Art in Dialogue: Duccio and Caro

The fascinating thing about history is its ability to open up an impossible door to the past, allowing us to engage, assess and experience a time that no longer exists. Time travel, at least backwards, does exist, albeit without the fancy gadgetry we associate with this fanciful dream.
Through the survival of records and artefacts, diary entries, pictures and objects and many, similar and associated materials, not only can we delve into what are, in effect, different worlds, we can enter into conversation with individuals from a former time. It’s perceived to be one-way, but, metaphysically, the exchange is reciprocal.
Interested in this idea as a framework for a, how can we put it, a “time indifferent” exhibition, the National Gallery has conceived of a new show called Art in Dialogue: Duccio | Caro. Two works of art by the aforementioned artists, 700 years apart in execution, have been gathered. It is rather strange and exciting how that can happen.
On the one hand we have The Annunciation by the Sienese painter Duccio and, on the other, we have Duccio Variations No.3, by the late British sculptor Anthony Caro. Both are equally outstanding and, like introducing two geniuses for the same time, this presentation has a powerful air about it.

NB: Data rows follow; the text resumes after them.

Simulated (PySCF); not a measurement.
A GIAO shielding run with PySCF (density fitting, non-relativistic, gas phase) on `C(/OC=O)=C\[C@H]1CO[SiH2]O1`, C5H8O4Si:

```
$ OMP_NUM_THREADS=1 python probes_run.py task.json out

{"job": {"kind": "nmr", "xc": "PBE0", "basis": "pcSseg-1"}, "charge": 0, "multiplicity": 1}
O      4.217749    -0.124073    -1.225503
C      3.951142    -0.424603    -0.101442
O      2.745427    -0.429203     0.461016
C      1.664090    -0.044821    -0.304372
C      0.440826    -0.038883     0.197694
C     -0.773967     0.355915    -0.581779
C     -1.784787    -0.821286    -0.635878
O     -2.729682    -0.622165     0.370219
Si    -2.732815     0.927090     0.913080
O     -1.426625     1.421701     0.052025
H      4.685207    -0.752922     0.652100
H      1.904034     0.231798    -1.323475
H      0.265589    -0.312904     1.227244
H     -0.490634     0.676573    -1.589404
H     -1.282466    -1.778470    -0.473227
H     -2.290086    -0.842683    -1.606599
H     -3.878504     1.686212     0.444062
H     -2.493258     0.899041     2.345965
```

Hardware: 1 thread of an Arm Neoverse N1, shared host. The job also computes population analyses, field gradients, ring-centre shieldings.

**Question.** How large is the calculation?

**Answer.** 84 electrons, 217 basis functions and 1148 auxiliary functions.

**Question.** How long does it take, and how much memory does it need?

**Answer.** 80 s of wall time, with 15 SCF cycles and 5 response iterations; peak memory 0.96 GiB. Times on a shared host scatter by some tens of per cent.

“This is a creative dialogue, and each work of art changes our experience of the other,” the gallery stated. “These two works have never been seen together before. This display will be on show during the second anniversary of Caro’s death and has the full support of his family. It was a project close to the heart of Caro’s wife, the painter Sheila Girling, who died earlier this year.”
There is a direct link between the two works, made evident, in part, by the title of Caro’s sculpture. In 1999, the National Gallery commissioned the sculptor to respond to one of its paintings in its collection for an exhibition titled Encounters: New Art from Old. Along with 23 other contemporary artists, Caro responded with a multifaceted work that does very well to extend its modernist language back in time. In some ways, there’s a feeling the work could have, radically so, of course, been made in the fourteenth century.
“Juxtaposed together for the first time, the two works are in active dialogue with each other,” the gallery elaborated. “Both play with space, movement, and architecture. They challenge the viewer and invite exploration. While Caro’s sculpture functions as a gateway to re-examining Duccio in a new light, Duccio’s Annunciation was a starting point for something new and yet recognisably Caro.”
There is a lot to be gained from this stripped down exhibition. How wonderful it is to find new insight, new frames of reference from what is a very simple act – physically arranging two works of art. They may differ in age and form and seem alien in aesthetic, but, on a closer inspection, you can see that one leads into the other and vice-versa, as if they share a deeper bond, a common ancestry of sorts. Quite marvellous, we’re sure you’ll agree.
Art in Dialogue: Duccio | Caro at the National Gallery in London runs until November 18th, 2015.